A solution without a problem? The ‘digital pound’ may be dead in the water
CBDCs are seen as a way to bolster financial inclusion in countries with large unbanked populations. But for developed economies like the UK, the benefits are more limited, argues Zach Meyers, senior research fellow at the Centre for European Reform think-tank.
"A lot of debate focuses on the potential harm digital currencies could do to macroeconomic stability, but an alarmingly small amount of time has been spent considering why we're actually doing this," he says. "It's assumed a digital pound is going to be something really exciting and new, and it could be, but what most central banks, including the Bank of England, are looking at isn't very radical."
Meyers says what is being proposed amounts to a new system of payment, rather than a big change to the financial system. "The only real difference between a digital currency and the money that you've got online in a bank account today, is that [the CBDC] would be directly backed by the central bank," he explains. "But most businesses and consumers are not going to care because they have deposit insurance. So it doesn't make any difference because if the bank goes bust, you are still protected."

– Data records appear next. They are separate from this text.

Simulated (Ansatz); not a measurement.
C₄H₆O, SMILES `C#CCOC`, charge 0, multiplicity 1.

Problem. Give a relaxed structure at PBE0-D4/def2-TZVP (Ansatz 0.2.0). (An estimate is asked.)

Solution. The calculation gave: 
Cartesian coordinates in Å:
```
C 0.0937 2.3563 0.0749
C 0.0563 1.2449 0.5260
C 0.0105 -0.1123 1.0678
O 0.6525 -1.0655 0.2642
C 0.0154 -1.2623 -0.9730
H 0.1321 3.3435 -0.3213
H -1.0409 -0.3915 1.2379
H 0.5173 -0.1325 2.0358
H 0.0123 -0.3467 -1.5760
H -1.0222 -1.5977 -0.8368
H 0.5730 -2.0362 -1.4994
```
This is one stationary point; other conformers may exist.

He says the interest in central banks in CBDCs is largely driven by fear of missing out, particularly since China became the first major economy to trial a digital currency, the e-CNY, in April 2020. "None of them want to be seen as falling behind," he says. "They look at what's happening in China and think 'we need to have that as well'."
...Meyers says a UK CBDC could bring some benefits. "I think the cost of issuing money would be dramatically reduced because making coins and banknotes is actually rather more expensive than you expect," he says. "So if you could just do that by getting money onto people's ledgers electronically, that would be a reasonable benefit."
Some economists argue there are macroeconomic benefits, he adds, particularly if the government is issuing money to stimulate the economy in a time of recession. "You could stipulate that such money had to be spent within a month, and have an extra level of control," Meyers says. "But I would say that more economists argue you don't need these kind of controls on top of what is available right now."
The European Central Bank is also pursuing a CBDC, pledging last year to launch a 'digital euro'. Meyers says this is largely for geopolitical reasons, which may also apply to a lesser extent for the UK. "We rely on Visa and Mastercard for an increasing amount of online payments," he says. "And there are some worries that having American companies so deeply embedded [in the financial system] amounts to a loss of sovereignty." But, he says, "there are better ways to deal with that than setting up an entire new, publicly owned digital currency and associated payment system."
A Treasury spokesman told Reuters no decision has been made on the introduction of a UK CBDC, and Meyers says he expects the BofE to continue with its consultation. "The Bank of England has been more cautious about this than the ECB, which has already said 'we're doing this'," he says. "I don't think anything in this report will radically change that position, and it will keep working on the project."
The BofE has yet to launch its consultation which, it says, "will evaluate the main issues at hand, consider the high-level design features, possible benefits and implications for users and businesses, and considerations for further work". Meyers adds that businesses will not be receiving payments in digital pounds for some time to come. "We shouldn't expect to see anything rolled out anytime soon, certainly not in the next two years," he says.